Shares of 3M Co (MMM) ended Wednesday's trading session with modest losses of 0.6%. The diversified technological and industrial company affirmed its full year outlook for 2012, and issued a road map for its 2013 performance.
3M on Wednesday confirmed its full year 2012 outlook, of earnings per share of $6.27-$6.35 per share. Performance in the fourth quarter is on track with expectations, and the company has no reasons to adjust its full year outlook.
Looking into 2013, 3M expects earnings to come in between $6.70 to $6.95 per share. At the midpoint of the range, this guides for an increase of annual earnings per share by roughly 8%. The outlook is in line with analysts forecasts of $6.85 per share.
The earnings growth is driven by organic local currency sales of 2 to 5% for the coming year. Free cash flow conversion is expected to come in between 90 to 100%.
CEO and Chairman Inge G. Thulin commented on the outlook, "I look forward to another strong year for 3M. Our unique combination of technology, manufacturing prowess and global capability - along with inherent operational excellence - will enable us to once again grow sales and profits."
3M ended its third quarter of 2012 with $5.0 billion in cash and equivalents. The company operates with $6.4 billion in short and long term debt, for a net debt position of roughly $1.4 billion.
For the first nine months of the year, 3M generated revenues of $22.5 billion. Net earnings came in at $3.5 billion, or $4.91 per diluted share, attributable to the company's shareholders. Full year revenues could come in around $30 billion, on which 3M could earn $4.4 billion, or $6.31 per diluted share.
The market currently values 3M at $64.4 billion. This values 3M at 2.1 times annual revenues and 14-15 times annual earnings.

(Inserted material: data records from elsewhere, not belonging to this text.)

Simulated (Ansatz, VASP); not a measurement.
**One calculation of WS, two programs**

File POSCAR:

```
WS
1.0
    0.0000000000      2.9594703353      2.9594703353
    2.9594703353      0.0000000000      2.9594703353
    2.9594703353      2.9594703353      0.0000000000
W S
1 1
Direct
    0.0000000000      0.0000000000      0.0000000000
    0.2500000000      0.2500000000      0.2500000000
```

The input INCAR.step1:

3M currently pays a quarterly dividend of $0.59 per share, for an annual dividend yield of 2.5%
Some Historical Perspective
Year to date, shares of 3M have risen some 14%. Shares started the year around $80 per share and steadily rose to highs of $95 in October. Shares fell back to $88 after the company reported poor third quarter earnings, falling short of expectations. Shares recovered and are currently exchanging hands at $93 per share.
Shares have more than doubled from lows of around $40 in 2009. Between 2008 and 2012, 3M increased revenues by roughly 20% from $25.3 billion to an estimated $30 billion in 2012.
3M announced on Wednesday its guidance for 2013. The outlook falls short compared to 3M's five year objectives. In November, the company guided for 9 to 11 percent growth in earnings per share for the coming five years, based on organic sales growth of 4 to 6%.
While the results fall short of the long term plan, issued just a month ago, investors are forgiving. Investors know that 3M is struggling as slow economic growth, and uncertainty caused by the fiscal cliff discussions, are resulting in companies delaying spending decisions.
3M continues to makes selective acquisitions, including the purchase of Ceradyne (CRDN). The deal was closed on November 28, and the integration process immediately started. The firm has earmarked another $1 to $2 billion for more acquisitions in 2013.
The long term prospects remain good. 3M continues to invest in its future, committing itself to R&D investments totaling 6% of total sales by 2017. The company will open a new laboratory facility at its headquarters which will open in 2015, providing a new home to 700 scientists. With the additional investments, 3M hopes to develop new long term success products like it did in the past with post-its and scotch tape.
The valuation multiples remain fair, valuing the firm at roughly 2 times 2013's annual revenues and 13-14 times annual earnings. Don't expect miracle returns in the short term, but long term investors should expect modest capital gains and a fair dividend yield.
Disclosure: I have no positions in any stocks mentioned, and no plans to initiate any positions within the next 72 hours.